EnMasseProject / enmasse

EnMasse - Self-service messaging on Kubernetes and OpenShift
https://enmasseproject.github.io
Apache License 2.0
190 stars 87 forks source link

Router pods left un-upgraded after 0.26.6->0.28.1 #2873

Closed k-wall closed 5 years ago

k-wall commented 5 years ago

Describe the bug When upgrading from EnMasse 0.26.6->0.28.1 where the deployment has existing addressspaces/addresses, we are seeing an issue where one router pod within a statefulset is left running the old image, while all the others are successfully upgraded to the new image/config.

The pattern appears to be that if a router stateful set has n pods, n-1 pods are always upgraded successfully, one by one, rolling update fashion, but the zeroth pod for some reason is left un-upgraded.

$ oc version
oc v3.11.0+0cbc58b
kubernetes v1.11.0+d4cacc0
features: Basic-Auth

Server https://192.168.64.29:8443
kubernetes v1.11.0+d4cacc0

To Reproduce Steps to reproduce the behavior:

  1. Install 0.26.6
  2. Create a addresspace using the medium addressspaceplan, create a address
  3. Let the system stabilise. There will be one router deployment with two pods.
  4. Update to 0.28.1 by applying the bundle.
  5. Observe the -1 router pod is upgraded. the -0 pod sticks at the old router image.

I've observed the same pattern for configurations demanding larger numbers of routers. In each case it is always a single router that is left un-upgraded. It is always the zeroth too. When the configuration has requires one router, the problem doesn't manifest.

Expected behavior The rolling update should, in sequence, restart each router pod, gradually bring all of them up to the 0.28.1's image/config.

Additional information Whilst the situation persists, the agent and the un-upgrader router reports errors as the new agent fails to manage the old router.

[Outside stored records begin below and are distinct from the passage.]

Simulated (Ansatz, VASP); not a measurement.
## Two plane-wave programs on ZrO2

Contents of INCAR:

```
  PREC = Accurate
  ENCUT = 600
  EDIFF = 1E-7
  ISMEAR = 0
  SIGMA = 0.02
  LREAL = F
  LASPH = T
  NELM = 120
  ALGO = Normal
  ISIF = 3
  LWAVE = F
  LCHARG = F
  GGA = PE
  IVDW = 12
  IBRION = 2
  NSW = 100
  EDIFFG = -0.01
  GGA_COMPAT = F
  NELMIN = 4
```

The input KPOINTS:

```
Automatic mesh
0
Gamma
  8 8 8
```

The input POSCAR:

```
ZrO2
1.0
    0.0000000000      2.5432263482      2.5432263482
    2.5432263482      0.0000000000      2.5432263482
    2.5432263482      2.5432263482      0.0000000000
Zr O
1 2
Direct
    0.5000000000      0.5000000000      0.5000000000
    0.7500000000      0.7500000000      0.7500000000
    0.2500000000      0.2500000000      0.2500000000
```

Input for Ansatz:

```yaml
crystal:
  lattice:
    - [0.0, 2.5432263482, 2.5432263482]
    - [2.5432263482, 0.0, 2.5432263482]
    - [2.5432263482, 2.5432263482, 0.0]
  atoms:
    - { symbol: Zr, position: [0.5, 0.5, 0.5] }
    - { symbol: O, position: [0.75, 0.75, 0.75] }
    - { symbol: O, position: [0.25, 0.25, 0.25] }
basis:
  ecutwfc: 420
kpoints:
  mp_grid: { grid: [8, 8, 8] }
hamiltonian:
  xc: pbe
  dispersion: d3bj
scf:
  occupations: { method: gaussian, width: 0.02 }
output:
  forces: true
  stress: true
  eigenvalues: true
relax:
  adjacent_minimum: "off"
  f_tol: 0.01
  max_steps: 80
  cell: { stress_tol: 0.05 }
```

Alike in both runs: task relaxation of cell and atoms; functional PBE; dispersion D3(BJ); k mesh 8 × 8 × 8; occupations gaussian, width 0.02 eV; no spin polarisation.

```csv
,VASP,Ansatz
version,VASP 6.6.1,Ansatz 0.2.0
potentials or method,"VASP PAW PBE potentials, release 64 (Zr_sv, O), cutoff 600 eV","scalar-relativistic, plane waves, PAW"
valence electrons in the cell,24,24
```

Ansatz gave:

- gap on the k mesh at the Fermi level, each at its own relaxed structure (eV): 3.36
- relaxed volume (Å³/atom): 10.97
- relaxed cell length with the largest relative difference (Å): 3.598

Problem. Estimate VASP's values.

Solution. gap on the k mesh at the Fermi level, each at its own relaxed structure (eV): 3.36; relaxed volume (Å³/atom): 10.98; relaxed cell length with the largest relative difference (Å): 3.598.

2019-05-31 03:59:59.113879 +0000 AGENT (error) Error performing CREATE: Unknown attribute 'healthz' for 'org.apache.qpid.dispatch.listener'

Workaround

The affected pods can be identified and restarted. Look for router pods running the old image:

oc get pod -o go-template='{{range .items}}{{.metadata.name}}{{"\n"}}{{range .spec.containers}}{{"\t"}}{{.image}}{{"\n"}}{{end}}{{"\n"}}{{end}}' --selector=capability=router oc delete pod <name>

k-wall commented 5 years ago

This report seems similar: https://stackoverflow.com/questions/39298433/kubernetes-deployment-fails-to-perform-rolling-update-when-image-tag-changes

lulf commented 5 years ago

Should be fixed in #3256